The Portfolio Website How To for Beginners: Web design when you're not a web designer

The Portfolio Website How To for Beginners: Web design when you're not a web designer

The importance of good web design cannot be undersold. It's the reason why the internet looks so good and is such a powerful tool for brand building. Web design is all about communicating who you are and when you're building your portfolio website few things are more important. The problem for many of us is that we are not web designers. In the midst of learning the core web development skills, and catching up on new tools, no one wants to add a completely separate discipline to their plate. Yet, we all want to build products that look good. So, what do you do?

You learn how to steal like an artist.

In building my portfolio website I knew that whilst the code would present challenges, my biggest stumbling block would be in the design process. So, I distilled the idea of web aesthetics into three core components: Colour Scheme, Design Choices, and Wow Factor. In this blog post, I'm going to outline how I got past the design hurdle whilst creating a portfolio website that feels representative of who I am and the brand I want to build, and how you can do it too.

Hint: Steal.

Step 1: Pick a Colour Scheme

Colour makes you feel. Black is sleek, red is passionate, blue is calming. The quickest way to communicate who you are online is to use colour. However, knowing what colours look good together isn't as easy as picking your favourite colours and calling it a day. So what do we do? We Google "Great website colour schemes". After going through a few web posts, I found this fantastic list of 50 website colour schemes: https://visme.co/blog/website-color-schemes. The best thing about this list is it shows each colour in the colour palette, as well as how these colours look and interact on a website landing page. Additionally, it provides a blurb that describes the type of mood each palette inspires. This approach helps you create design guard rails for yourself. Regardless of what elements you choose to put on your webpage, the colours that you pick for these elements are guaranteed to look good together.

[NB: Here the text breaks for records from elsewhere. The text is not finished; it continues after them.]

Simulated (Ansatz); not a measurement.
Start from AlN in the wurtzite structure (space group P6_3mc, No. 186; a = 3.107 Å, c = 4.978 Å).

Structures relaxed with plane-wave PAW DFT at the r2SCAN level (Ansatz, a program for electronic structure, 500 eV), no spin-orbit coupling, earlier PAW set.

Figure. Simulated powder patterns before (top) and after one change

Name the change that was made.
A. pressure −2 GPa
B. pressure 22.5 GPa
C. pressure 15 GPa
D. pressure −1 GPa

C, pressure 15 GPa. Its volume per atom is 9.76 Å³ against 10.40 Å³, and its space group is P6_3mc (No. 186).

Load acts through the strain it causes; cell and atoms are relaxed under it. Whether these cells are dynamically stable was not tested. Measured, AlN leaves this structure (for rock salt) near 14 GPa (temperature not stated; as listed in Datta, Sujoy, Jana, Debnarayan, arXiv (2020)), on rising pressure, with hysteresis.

Below is an example colour palette you would find on this site.

Takeaway: Steal a colour scheme that speaks to you.

Step 2: Make some design choices

This step is all about re-enforcing the story you've begun with your colour scheme. This involves picking your fonts, and your layout. The easiest way to do this is to go back to Google and take a look at Portfolio website designs. For this step, I looked through multiple web pages. Bookmarking the sites I liked until I had a list of about 20 or so sites. Afterward, I went back to each site and assessed what it was that I found striking about each page.

Font

I made a list of fonts I like on each page (pro tip: If you open up developer tools you can find the font names for any element on a website) and based on this I decided on two fonts for my website - one for headings, and another for paragraphs.

Layout

Similar to my process for fonts, I made a list of sites with layouts I liked. From this list, I chose a layout to base my website design on. In thinking about my layout choice, the key consideration for me was shapes and curves. Did I want my site to feel geometric, or continuous? Was I attracted to straight lines or swirls and curls? How many images, and what type of images did I want to use? I leaned into what I liked and what felt honest to my tastes.

Takeaway: Steal fonts, steal layouts, but steal things that speak to you.

Step 3: Adding some much-needed Wow Factor

Long gone are the days when sites were just static chunks of text on a page. In 2023, any site you build needs to make use of animation. Whether that's an image carousel, scroll animation or something more advanced depends on you and your programming skill level. How do we get started? You guessed it. Google. Here I suggest you look up award-winning websites. These sites more often than not have a wide array of various animations used on any one page. If you're a beginner, find an animation you like, that also doesn't look too complex. Focus on animations that alter a single line of text or one element on the page, for example, a blob animation that expands and contracts. Feel free to look for example code online for this. Great sources for code snippets are Codepen ( https://codepen.io/ ) and Youtube tutorials. Not only will it speed up the development process, but reading other people's code is also a great way to improve your skills. If you're more advanced in your web development journey, challenge yourself to emulate an animation without the use of online resources.

Takeaway: Steal an animation or two, but only if it speaks to you.

Lesson of the story: STEAL. This guide might not give you a full-fledged step-by-step of what your portfolio website will look like by the end, but it does give you key starting points. Depending on how creative, or courageous you are, you can create something completely new, drawing on the elements you enjoyed from other websites or you can focus on your web development skills and re-create the elements that were most striking to you. Either way, steal, but only if it speaks to you because the web design of your portfolio site, should speak for you.